Be Set Free
- David Potter
- Aug 24, 2025
- 6 min read
Sermons for the Eleventh Sunday After Pentecost, Year C
The Church of the Epiphany | Washington, DC
Luke 13:10-17
Luke’s Gospel recounts a miraculous healing. A woman is set free. Some respond with joy-filled praise, and some overflow instead with indignation.
This event, because it occurs on the sabbath day, is controversial. Now, from our own position, maybe it is difficult to imagine just why—but perhaps we in fact know a thing or two about all that is unfolding here... Nevertheless, at the heart of this story, there is a tension between law and liberation.
It’s not necessarily new or novel, though; just as we find this recurring theme throughout all of human history, this creative interplay of law and liberation is also interwoven throughout scripture.
...What does freedom look like? …And how are we to live as free people?
These are the very same questions the Hebrew people are confronted with when they break free of their enslavement in Egypt. Up to that point, the many practicalities of living in freedom were simply not accessible, though longing for it was no doubt ever present. As Nina Simone sings, “I wish I knew how it would feel to be free / I wish I could break all the chains holding me / I wish I could give all I’m longing to give / I wish I could live like I’m longing to live…”
It is difficult to imagine the specifics of how one might live once free and how community life might be governed, to say the least, when freedom is a luxury contained and controlled by outside forces.

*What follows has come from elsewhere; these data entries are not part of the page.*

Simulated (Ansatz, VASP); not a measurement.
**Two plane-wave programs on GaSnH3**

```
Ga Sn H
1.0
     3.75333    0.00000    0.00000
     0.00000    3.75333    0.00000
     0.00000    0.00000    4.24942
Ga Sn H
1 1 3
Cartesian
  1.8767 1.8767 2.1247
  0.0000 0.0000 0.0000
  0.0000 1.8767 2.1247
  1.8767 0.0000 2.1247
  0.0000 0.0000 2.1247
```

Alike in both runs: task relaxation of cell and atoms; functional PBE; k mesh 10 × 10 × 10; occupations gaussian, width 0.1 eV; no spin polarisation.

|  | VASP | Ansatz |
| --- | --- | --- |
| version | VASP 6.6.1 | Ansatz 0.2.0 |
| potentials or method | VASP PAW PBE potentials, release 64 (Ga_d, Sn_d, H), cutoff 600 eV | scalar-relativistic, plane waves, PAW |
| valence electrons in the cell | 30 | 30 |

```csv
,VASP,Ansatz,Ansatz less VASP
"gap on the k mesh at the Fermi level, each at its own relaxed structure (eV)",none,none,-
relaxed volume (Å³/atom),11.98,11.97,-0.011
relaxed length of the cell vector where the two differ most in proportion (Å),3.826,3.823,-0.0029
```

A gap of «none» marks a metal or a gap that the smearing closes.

God’s people, for hundreds of years, lived under authoritarianism. The movements of their days were tracked and controlled, along with their speech and any ability to create or imagine on their own terms. And then, finally, once they are no longer enslaved, wandering in the desert, they must begin learning how to live as people who are indeed free…
For just a moment, imagine you are driving a car. And when you approach a busy intersection — let’s say 13th and G St, at rush hour — the traffic lights are out. In the absence of green and, more importantly, red lights, what do you do? Do you continue at full speed, simply driving through the intersection without regard for others? Do you slow down, do you stop?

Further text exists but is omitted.